Donnerstag, 23. August 2012

                                       Kurdish women art





Kurdish minder-yastik ( cushion to sit on ) fragment
East Anatolia (Northern Kurdistan )
1850 - 1875
85 x 65 cm
Article by Sonny Berntsson
The Kurdish tribes ( Ashiret ) textiles are seldom found in shops.
If you travel into the centre of East Anatolia you can find the most autentic and distinguished rugs and flat-weaves. But...you need luck to find them.
In the provinces Elazig - Tunceli - Bingöl - Mush there are Kurdish villages where the women never have produced textiles for dealers. All textiles have been produced for their own family and have a function in their traditions, for example as a marriage-portion.
For that reason pattern-examples ( wagireh ) are never found in this area.
The Kurdish girls have to learn, and try, to weave the old patters from their family-traditions. The results are often very charming with typical improvised pattern.
This yastik is probably a result of a young girl´s try to learn a pattern that she never have woven before.
The wool is of very high quality. The colours, common in the middle of 19th century, are also of high quality.
The Kurdish rugs are allways well-done with fine rows of knots between 3 - 5 wefts of natural brown wool.
A minder-yastik is a cushion to sit on, mostly in profane situations. It is normaly more square compared to yastiks for the backs.

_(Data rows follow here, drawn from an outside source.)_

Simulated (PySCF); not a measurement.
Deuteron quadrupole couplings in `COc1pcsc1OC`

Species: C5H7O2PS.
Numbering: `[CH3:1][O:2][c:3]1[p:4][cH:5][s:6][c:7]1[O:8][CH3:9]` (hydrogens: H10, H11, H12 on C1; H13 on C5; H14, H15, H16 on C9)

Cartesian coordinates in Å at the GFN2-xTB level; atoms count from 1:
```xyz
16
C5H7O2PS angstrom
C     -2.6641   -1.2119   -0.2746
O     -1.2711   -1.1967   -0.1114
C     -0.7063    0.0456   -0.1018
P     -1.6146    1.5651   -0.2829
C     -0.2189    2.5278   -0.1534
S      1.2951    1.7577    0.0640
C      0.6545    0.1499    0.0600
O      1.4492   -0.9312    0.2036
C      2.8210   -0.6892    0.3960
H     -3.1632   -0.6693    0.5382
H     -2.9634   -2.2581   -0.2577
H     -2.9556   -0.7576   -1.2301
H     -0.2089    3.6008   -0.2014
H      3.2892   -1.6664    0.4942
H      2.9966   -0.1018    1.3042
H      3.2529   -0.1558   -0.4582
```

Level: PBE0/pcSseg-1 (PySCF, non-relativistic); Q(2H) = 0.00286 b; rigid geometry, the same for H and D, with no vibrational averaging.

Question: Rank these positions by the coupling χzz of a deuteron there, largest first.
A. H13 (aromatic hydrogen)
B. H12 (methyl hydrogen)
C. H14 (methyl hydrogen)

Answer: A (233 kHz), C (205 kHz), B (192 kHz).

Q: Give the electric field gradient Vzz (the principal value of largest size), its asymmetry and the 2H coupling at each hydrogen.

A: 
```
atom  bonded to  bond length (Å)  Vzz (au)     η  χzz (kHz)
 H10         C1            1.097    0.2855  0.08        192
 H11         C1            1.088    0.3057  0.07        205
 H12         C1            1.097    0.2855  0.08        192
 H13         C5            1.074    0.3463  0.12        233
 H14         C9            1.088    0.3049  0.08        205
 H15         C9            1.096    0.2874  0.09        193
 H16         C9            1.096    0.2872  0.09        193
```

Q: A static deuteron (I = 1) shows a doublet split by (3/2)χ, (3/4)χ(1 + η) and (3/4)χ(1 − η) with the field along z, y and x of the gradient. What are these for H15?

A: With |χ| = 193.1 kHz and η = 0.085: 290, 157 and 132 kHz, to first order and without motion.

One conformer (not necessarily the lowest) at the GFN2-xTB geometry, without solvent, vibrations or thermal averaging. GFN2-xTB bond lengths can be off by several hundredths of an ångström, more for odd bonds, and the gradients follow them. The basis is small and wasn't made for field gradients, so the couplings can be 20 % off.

ERZURUM, Northern Kurdistan
Yastik
1880 - 1900
58 x 100 cm

Article by Sonny Berntsson
This yastik origins from a Kurdish village somewhere east from the city Erzurum and is probably made by a Kurdish woman.

Pile: Glossy wool of high quality.
Warp: A coarse 2-tread grey wool.
Weft: 2 light-brown in wool.

The colours are very bright in red ( madder ), blue (indigo ), red-brown, brown and yellow.

Pattern: The diagonal-cross, with flowers in the ends, were common in yastiks both in Central Anatolia and in Sivas-area during the 19th century, and it has been borrowed from there into this yastik.
From the 16th century it was rather common with religious flower-symbolism in the kurdish Empire.
Carnations is one of the flowers in this symbolism.
The rest of the ornaments/pattern are traditional in the area between Erzurum and Kars.

The back of the yastik ( not on photo ) is red-brown.
Probably madder on different natural-brown wool because of the abrashes.